Cambodian firm to build thermal power plant in Mongoli
17 October 2025
After decades of delay, Ulaanbaatar is moving forward with the construction of its long-planned Thermal Power Plant No. 5. In the final round of the tender process, Mitime International LLC, a company registered in the Kingdom of Cambodia, was selected as the project developer with a score of 75 points. A contract agreement will be concluded within one month and subsequently confirmed by the Ulaanbaatar City Council.
Mitime International will construct the plant with a projected capacity of 340 Gcal of heat and 300 MW of electricity, enough to supply heating for 40,000 households in the western districts of Ulaanbaatar. The project, to be built on a 20-hectare site located between existing TPP-2 and TPP-4, has an estimated cost of 658.6 million USD. Construction is expected to take 24 months, followed by a six-month testing phase, meaning the project will take a total of 30 months before handover to the state commission.
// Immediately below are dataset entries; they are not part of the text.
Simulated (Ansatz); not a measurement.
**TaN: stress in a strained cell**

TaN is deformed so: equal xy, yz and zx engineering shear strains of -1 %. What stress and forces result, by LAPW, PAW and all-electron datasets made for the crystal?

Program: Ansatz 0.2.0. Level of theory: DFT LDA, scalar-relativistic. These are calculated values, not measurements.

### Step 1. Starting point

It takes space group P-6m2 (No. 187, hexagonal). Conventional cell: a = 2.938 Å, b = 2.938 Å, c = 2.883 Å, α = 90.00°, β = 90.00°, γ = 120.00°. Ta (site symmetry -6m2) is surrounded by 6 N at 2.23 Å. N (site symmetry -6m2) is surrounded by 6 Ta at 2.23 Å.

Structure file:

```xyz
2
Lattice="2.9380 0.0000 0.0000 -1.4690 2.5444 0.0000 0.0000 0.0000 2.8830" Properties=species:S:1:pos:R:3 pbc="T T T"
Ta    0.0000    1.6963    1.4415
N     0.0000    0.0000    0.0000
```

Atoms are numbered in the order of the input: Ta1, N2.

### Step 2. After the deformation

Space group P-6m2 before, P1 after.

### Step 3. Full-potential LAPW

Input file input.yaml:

According to Director of Ulaanbaatar City Public-Private Partnership LLC Z.Batyrbek, the issue of building this thermal power plant in Ulaanbaatar has been discussed since 1985. After 41 years, the plant will be built through a public-private partnership. The source of economic expansion is electricity and heat.
Under the agreement, Mitime International has the right to build the plant with its own funds and transfer ownership to the state after completion. The company has previously developed the 30 MW Toson thermal power plant in Tosontsengel soum, Zavkhan Province, as well as a station in Selenge Province, demonstrating experience in Mongolia’s energy sector.
The new plant is expected to make use of existing infrastructure, relying on the railway lines that currently serve Ulaanbaatar’s older power plants for coal transport and operations. The site, currently occupied by ash ponds, will require clearance, with the ash planned for relocation to designated landfills.
A total of 26 citizens and enterprises are affected by the land designated for the project site, of which nine remain unresolved. Authorities have emphasized that resettlement and compensation processes are underway.
Demand for heat in Ulaanbaatar continues to grow rapidly, with around 500 enterprises currently unable to secure heat technical conditions due to shortages in supply. The completion of this new plant is expected to significantly reduce this bottleneck, providing a source of reliable electricity and heating to support the capital’s economic expansion.